Gaga and Judas

The video for Lady Gaga’s song “Judas” has premiered, ending weeks of speculation stirred up by several religious spokespeople who denounced it before seeing it. The video is set in a motorcycle gang; Jesus is the leader, Judas a thuggish member and Gaga is torn by her attraction to both. As a quick first reaction, I find it moving, both artistically and spiritually. What has always fascinated and frustrated me is the disconnect between the Gaga haters and what I, and some of my friends, see in her work. Many of my religious young adult friends love Gaga; most of the rest don’t have any serious problem with her. They understand what she’s trying to do, even if it isn’t their taste. This is true across Catholics, mainline Protestants and evangelicals. So, what is it about Gaga that excites one devout person and intimidates another?

Some insist Gaga exploits Christian and especially Catholic symbols for shock value, rather than admitting they could be part of an honest attempt to wrestle with spiritual issues. I think some critics simply have trouble believing someone like Gaga could be sincere. Or perhaps it’s just the easiest way to dismiss her work. Don’t get me wrong. I cringed watching her dressed in a fetishized nun costume in the Alejandro video, which among her hits so far had the least redeeming value. But I do think she was sincerely trying to express something, to externalize her struggles through the imagery.

In the “Judas” video, Gaga (apparently as Mary Magdalene, though some story lines are blurred together in both the lyrics and the video) rides with Jesus in a motorcycle gang, while pining after bad boy Judas, a beer-guzzling thug who’s also in the gang. We see Gaga turning away from Judas in favor of Jesus again and again. At one point, she washes Jesus’ feet just before the most notable lines in the song:

I wanna love you,
But something’s pulling me away from you.
Jesus is my virtue,
Judas is the demon I cling to.

Lady Gaga’s creative director, Laurieann Gibson, described the creative process the team went through in completing the “Judas” video this way: “It was amazing because to have that conversation about salvation, peace and the search for the truth in a room of non-believers and believers, to me, that was saying God is active in a big way.”
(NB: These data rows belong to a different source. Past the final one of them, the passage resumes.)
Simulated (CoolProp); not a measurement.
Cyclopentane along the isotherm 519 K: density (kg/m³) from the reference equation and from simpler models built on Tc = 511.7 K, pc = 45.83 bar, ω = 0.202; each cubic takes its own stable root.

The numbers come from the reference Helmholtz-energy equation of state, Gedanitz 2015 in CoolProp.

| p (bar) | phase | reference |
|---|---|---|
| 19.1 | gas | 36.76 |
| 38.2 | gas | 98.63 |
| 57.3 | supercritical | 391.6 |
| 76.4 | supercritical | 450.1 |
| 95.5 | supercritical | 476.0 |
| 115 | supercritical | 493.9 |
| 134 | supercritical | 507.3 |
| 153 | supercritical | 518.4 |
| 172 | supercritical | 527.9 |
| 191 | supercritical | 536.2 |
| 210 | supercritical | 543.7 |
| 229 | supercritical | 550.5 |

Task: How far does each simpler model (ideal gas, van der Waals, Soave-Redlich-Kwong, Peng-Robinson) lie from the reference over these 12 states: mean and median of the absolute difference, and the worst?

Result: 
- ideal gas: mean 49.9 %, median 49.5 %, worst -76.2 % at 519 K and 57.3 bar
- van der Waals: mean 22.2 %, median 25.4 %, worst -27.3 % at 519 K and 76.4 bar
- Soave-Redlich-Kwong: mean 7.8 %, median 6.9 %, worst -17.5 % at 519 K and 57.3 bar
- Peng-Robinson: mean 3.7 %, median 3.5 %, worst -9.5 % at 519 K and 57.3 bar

This is not the stuff of pop music. It’s a cultural phenomenon. And that perhaps is where we get to the root of the problem some have with Gaga. Unlike any other current pop star at the global level, Gaga writes about, talks about and openly struggles with spiritual issues in almost every song she writes. Most shocking in our current culture, she mentions Jesus by name. In Judas, she says “Jesus is my virtue.” In “You and I,” about an old boyfriend she calls Nebraska, Gaga says, “There’s only three men I served my whole life / It’s my dad and Nebraska and Jesus Christ.”

So while some may like to dismiss her as disingenuous, it is exactly Gaga’s genuineness that is a threat. While an R&B artist singing crudely about sex is clearly defined in their role outside the spiritual conversation, Gaga dares to jump right into the middle of it. And while she’s there, with a bully pulpit speaking to millions, she dares to say things like, “I’m beautiful in my way, cause God makes no mistakes.” This is much more dangerous in some people’s minds than empty pop music. Gaga calls her fans little monsters, her way of saying we are all fallen, all flawed, and that it is the misfits of society who can teach the comfortable a thing or two about God’s love and compassion. And that’s what she’s doing.